Well, the difference is that, in case it is qualified, unrealized gain on asset will not be taxed in the merger. More importantly you will carry the tax loss accumulated in the past.

On the other hand, in a unqualified merger, all the assets in the merged company are to be regarded as sold or acquired by the other company (buyer), and therefore they are to be taxed. No tax losses are allowed to be carried in the buyer company.

To be “qualified” merger for the tax, there are two types, (1) merger in a same company group and (2) joint venture. To meet the condition to qualified for “joint venture” type merger, the condition #1 and either of the condition a) or b) of #2 and the #3 have to be met:

1)  The two companies must have businesses that relate each other in nature.

2-a) The  proportion of the size of the both companies has to be with in the ratio of 5:1.

2-b) C level directors of the acquired company have to participate in the management of the acquiring company as a senior director.

3) More than 80% of shareholders of acquired company has to keep owning the newly issued shares of the acquiring company.

If you are buying a company for the carried losses that it has or at least the loss is one of the major reasons, you need to confirm that the conditions for the joint venture type merger are met. Otherwise, it will be  waste of money.

How to get consumption tax refund

If your business is to export goods or services from Japan, it is likely that you are able get consumption tax refund. However, you need to meet the following conditions:

1) you need to register your company business to Japanese Tax Office. 事業開始届 or 会社設立届
2) you are by default exempt of consumption tax if you are a sole proprietor or a company with paid-in capital less than 10 MM yen. It is usually a good thing for a small company because you do not have to pay consumption tax. The Japanese government encourage you to start your own business and give you such incentive to take the consumption tax that you receive as your own income.

But this will not be your choice if your business is to export goods/services. You want to file your consumption tax return and get refund. You have to choose to be a consumption tax filer by submitting an application form to become a tax filer (消費税課税事業者届出書). This has to be filed by the end of the first fiscal year for the first year to make it taxable (refundable) or before your fiscal year starts for the second fiscal year and later years.

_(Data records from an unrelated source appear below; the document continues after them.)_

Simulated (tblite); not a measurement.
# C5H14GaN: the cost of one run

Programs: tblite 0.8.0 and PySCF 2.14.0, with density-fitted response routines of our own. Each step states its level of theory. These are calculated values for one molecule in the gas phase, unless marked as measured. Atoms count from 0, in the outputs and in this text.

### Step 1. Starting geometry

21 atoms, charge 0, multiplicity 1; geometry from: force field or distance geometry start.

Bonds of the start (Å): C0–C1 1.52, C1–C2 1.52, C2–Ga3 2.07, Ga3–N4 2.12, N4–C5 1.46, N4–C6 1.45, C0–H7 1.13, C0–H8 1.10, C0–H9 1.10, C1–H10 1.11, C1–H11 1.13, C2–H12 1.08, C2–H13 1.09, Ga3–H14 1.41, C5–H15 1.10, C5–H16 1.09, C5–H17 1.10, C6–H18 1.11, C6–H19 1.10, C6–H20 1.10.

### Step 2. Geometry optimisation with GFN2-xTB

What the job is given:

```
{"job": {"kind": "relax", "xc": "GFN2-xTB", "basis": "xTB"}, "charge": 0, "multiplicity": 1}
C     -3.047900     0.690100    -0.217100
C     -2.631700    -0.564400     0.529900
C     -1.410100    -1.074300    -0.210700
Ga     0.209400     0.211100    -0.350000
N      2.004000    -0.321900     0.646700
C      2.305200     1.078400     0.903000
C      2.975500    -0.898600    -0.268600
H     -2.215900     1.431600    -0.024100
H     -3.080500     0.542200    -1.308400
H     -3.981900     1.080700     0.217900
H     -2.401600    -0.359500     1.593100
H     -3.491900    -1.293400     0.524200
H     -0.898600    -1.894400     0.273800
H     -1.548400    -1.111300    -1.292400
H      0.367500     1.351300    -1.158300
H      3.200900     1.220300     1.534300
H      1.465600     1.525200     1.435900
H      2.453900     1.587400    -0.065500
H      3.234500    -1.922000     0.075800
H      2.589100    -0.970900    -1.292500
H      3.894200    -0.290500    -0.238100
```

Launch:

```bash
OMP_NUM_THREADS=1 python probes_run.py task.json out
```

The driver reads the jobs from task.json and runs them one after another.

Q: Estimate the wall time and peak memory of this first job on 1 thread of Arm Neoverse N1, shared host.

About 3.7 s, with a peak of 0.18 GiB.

3) Documentation. You need to get export permission under your (company) name. Its term has to be “FOB” or “CIF” and the ownership has to be transferred NOT in Japan. If the risk and ownership of your merchandises are transferred in Japan, it will be regarded as a domestic transaction, which is therefore taxable of consumption tax.

The worst is “EX-FACTORY” or “EX-WORK” where, according to wikipedia, the definition is like this:

EXW means that a buyer incurs the risks for bringing the goods to their final destination. Either the seller does not load the goods on collecting vehicles and does not clear them for export, or if the seller does load the goods, he does so at buyer’s risk and cost. If the parties agree that the seller should be responsible for the loading of the goods on departure and to bear the risk and all costs of such loading, this must be made clear by adding explicit wording to this effect in the contract of sale.

The reason of making export sales consumption tax free of Japanese Consumption Tax is because it will not be sold in Japan and therefore will not be “consumed” domestically. And it is to make the export placed in equal fitting against competitors from other countries.

If you have any questions, please feel free to ask us through the form available in this web site. We are happy to help you!

Ex-work is not what you want for consumption tax refund

This post is about claiming refund of Japanese Consumption Tax.

The rule about Japanese consumption tax is complex at first glance. If you are not a law person or accounting person, you may want to leave this matter to your accountant. But there are not that many that you need to know. Actually, you only need to know a dozen or so of rules and that will cover most of the important rules. It is manageable if you are ready to spare some time to go through and understand each rules.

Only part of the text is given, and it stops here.